A major difference is that in C++ TR1, random numbers are delivered one at a time with a gen() method call from variate_generator class. While in Intel MKL, the process of creating a RNG engine object is replaced with creating a RNG stream, the process of creating a distribution object is replaced by selecting the right RNG interface API calls. One Intel MKL RNG interface call can deliver any number of random numbers. In our problem, 256 K random numbers are delivered in one RNG interface call.


#include "MonteCarlo.h"
#include "math.h"
#include "mkl_vsl.h"
#define RANDSEED 123

#ifndef max
  #define max(a,b) (((a) > (b)) ? (a) : (b))
#endif
  
void MonteCarlo(
    float *h_CallResult,
    float *h_CallConfidence,
    float *S,
    float *X,
    float *T
)
{
    float random [RAND_N];
    VSLStreamStatePtr Randomstream;
    vslNewStream(&Randomstream, VSL_BRNG_MT19937, RANDSEED);

    vsRngGaussian (VSL_METHOD_SGAUSSIAN_ICDF, Randomstream, RAND_N, random, 0.0, 1.0);

    for(int opt = 0; opt < OPT_N; opt++) 
    {
        float VBySqrtT = VOLATILITY * sqrt(T[opt]);
        float MuByT = (RISKFREE - 0.5*VOLATILITY*VOLATILITY)*T[opt];
        float Sval = S[opt];
        float Xval = X[opt];
        float val = 0.0, val2 = 0.0;

        for(int pos = 0; pos < RAND_N; pos++)
        {
            float callValue =  max(0.0, Sval*exp(MuByT+VBySqrtT*random[pos])-Xval);
            val  += callValue;
            val2 += callValue * callValue;
        }

        float exprt = exp(-RISKFREE *T[opt]);
        h_CallResult[opt] = exprt * val / (float)RAND_N;
        float stdDev = sqrt(((float)RAND_N*val2-val*val)/((float)RAND_N*(float)(RAND_N-1)));
        h_CallConfidence[opt] = (float)(exprt * 1.96 * stdDev / sqrtf((float)RAND_N));
    }
    vslDeleteStream(&Randomstream);
}


We actually reduced the number of lines of code by using the Intel MKL RNG facility. The performance difference is stunning. More than 5.53X improvement compared to the original code.

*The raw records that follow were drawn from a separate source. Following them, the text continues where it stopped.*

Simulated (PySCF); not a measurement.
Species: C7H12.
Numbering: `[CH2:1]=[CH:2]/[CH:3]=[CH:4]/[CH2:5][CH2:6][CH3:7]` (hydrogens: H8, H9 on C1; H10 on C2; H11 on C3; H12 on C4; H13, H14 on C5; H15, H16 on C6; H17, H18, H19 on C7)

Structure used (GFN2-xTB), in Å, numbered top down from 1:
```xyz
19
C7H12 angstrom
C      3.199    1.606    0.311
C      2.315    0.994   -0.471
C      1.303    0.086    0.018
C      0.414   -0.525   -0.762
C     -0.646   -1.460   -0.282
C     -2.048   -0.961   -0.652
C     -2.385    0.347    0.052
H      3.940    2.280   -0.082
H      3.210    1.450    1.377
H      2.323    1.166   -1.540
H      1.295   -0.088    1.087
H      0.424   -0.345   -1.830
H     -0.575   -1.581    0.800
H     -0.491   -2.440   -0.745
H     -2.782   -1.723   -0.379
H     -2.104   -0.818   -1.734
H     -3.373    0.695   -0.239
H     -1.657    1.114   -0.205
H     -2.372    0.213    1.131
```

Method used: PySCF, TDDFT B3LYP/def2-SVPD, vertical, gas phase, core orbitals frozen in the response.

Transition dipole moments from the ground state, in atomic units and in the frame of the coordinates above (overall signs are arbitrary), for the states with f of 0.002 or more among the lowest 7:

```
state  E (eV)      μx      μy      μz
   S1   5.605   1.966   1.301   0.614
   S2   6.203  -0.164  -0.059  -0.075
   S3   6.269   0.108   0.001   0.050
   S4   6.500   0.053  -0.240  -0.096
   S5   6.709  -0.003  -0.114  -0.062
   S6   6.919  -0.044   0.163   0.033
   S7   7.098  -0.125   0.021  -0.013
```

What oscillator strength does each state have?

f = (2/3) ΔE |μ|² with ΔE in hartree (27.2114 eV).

[sli@cthor-knc14 .solution]$ ./MonteCarlo
Monte Carlo European Option Pricing in Single Precision
Pricing 32768 options with path length of 262144.
Completed in 125.5210 seconds.
Computation rate -  261.056 options per second.


Changing the RNG from C++ TR1 to Intel MKL not only delivered 5.53X improvement on the original code, it also enabled the compiler to do inline function calls and vectorized the code in the inner loop, which is discussed in step 3.

So far, we have made full use of the optimized software available to us as an optimized software development environment. This can save us a lot of time and allow us to focus on developing our own IPs and working on new problems. Most likely, if we expect big performance gain, we would have to make some source code changes. Before we apply any parallel mechanism, let’s first make sure our serial code is lean and clean.

3.3 Step 2: Scalar Serial optimization

Use scalar serial optimization to make sure your code runs at top efficiency by checking there are no redundancies.  Also at this step, you should ensure that the selection of precision of your data structures and accuracy of your numerical methods are indeed dictated by the problems at hand and not overkill, in which case, less expensive operations such as single precision can replace a more expensive double precision operation.

C/C++ still inherits a weak typing culture from the early days of C. The auto promotion is believed to achieve high accuracy in certain cases. While this practice may or may not marginally improve accuracy, it definitely kills any chances of high performance. Here is a list of other things to watch out for at the scalar and serial optimization stage.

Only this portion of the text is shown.